Andrey Berezhinsky

Posted on Mar 26, 2019

Lessons learned from 4 years of working with cloudformation

#aws #cloudformation #cli

I started working with cloudformation 4 years ago. Since then I screwed up many pieces of infrastructure. Some of them were in production. But every time I screwed up something I learned something new as well. Thanks to my ignorance 4 years later I can share some of the most important lessons I learned.

Lesson 1: verify changes before deploying changeset

I learned this lesson pretty early in my journey with cloudformation. I don't remember exactly what have I broken but I remember that I was using aws cloudformation update command to deploy my stacks back then. This command just rolls out your template without any kind of verification of the changes to be deployed. I don't think it requires explanation that you need to verify that you understand what you are about to deploy.

After that screw up I immediately changed my deployment pipeline by replacing update command with create-change-set command

# OPERATION is either "UPDATE" or "CREATE"
changeset_id=$(aws cloudformation create-change-set \
    --change-set-name "$CHANGE_SET_NAME" \
    --stack-name "$STACK_NAME" \
    --template-body "$TPL_PATH" \
    --change-set-type "$OPERATION" \
    --parameters "$PARAMETERS" \
    --output text \
    --query Id)

aws cloudformation wait \
    change-set-create-complete --change-set-name "$changeset_id"
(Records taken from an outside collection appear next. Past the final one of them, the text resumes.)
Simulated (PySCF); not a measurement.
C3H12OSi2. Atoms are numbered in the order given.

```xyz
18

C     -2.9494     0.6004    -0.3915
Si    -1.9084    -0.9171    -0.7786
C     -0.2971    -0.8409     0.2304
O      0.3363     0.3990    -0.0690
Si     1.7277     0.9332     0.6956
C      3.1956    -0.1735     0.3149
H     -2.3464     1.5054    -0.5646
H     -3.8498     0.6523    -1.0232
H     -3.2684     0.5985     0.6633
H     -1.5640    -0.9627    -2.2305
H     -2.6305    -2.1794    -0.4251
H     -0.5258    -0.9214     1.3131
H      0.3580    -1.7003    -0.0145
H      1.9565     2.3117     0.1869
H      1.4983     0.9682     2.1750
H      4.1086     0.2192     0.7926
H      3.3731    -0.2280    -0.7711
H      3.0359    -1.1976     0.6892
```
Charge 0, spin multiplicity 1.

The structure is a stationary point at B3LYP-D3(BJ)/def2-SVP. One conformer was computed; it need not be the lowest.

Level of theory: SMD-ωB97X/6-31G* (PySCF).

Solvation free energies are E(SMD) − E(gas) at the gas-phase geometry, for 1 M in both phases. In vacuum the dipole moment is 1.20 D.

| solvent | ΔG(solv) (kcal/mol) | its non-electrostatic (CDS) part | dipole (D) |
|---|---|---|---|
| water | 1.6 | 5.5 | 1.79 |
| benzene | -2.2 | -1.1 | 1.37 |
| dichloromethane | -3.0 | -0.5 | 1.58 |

When changeset is created it doesn't affect the existing stack in any way. Unlike the update command the changeset approach doesn't cause the actual deployment. Instead it creates list of changes that you can review before the actual deployment. You can view the changes in the aws console gui. But if you have automate-everything mentality then probably you would prefer checking them in you cli:

# this command is presented only for demonstrational purposes.
# the real command should take pagination into account
aws cloudformation describe-change-set \
    --change-set-name "$changeset_id" \
    --query 'Changes[*].ResourceChange.{Action:Action,Resource:ResourceType,ResourceId:LogicalResourceId,ReplacementNeeded:Replacement}' \
    --output table

This command should produce an output similar to the following one:

--------------------------------------------------------------------
|                         DescribeChangeSet                        |
+---------+--------------------+----------------------+------------+
| Action  | ReplacementNeeded  |      Resource        | ResourceId |
+---------+--------------------+----------------------+------------+
|  Modify | True               |  AWS::ECS::Cluster   |  MyCluster |
|  Replace| True               |  AWS::RDS::DBInstance|  MyDB      |
|  Add    | None               |  AWS::SNS::Topic     |  MyTopic   |
+---------+--------------------+----------------------+------------+

Pay a special attention to the changes where Action is Replace, Delete or where ReplacementNeeded is True. Those are the most dangerous changes and usually cause some data loss.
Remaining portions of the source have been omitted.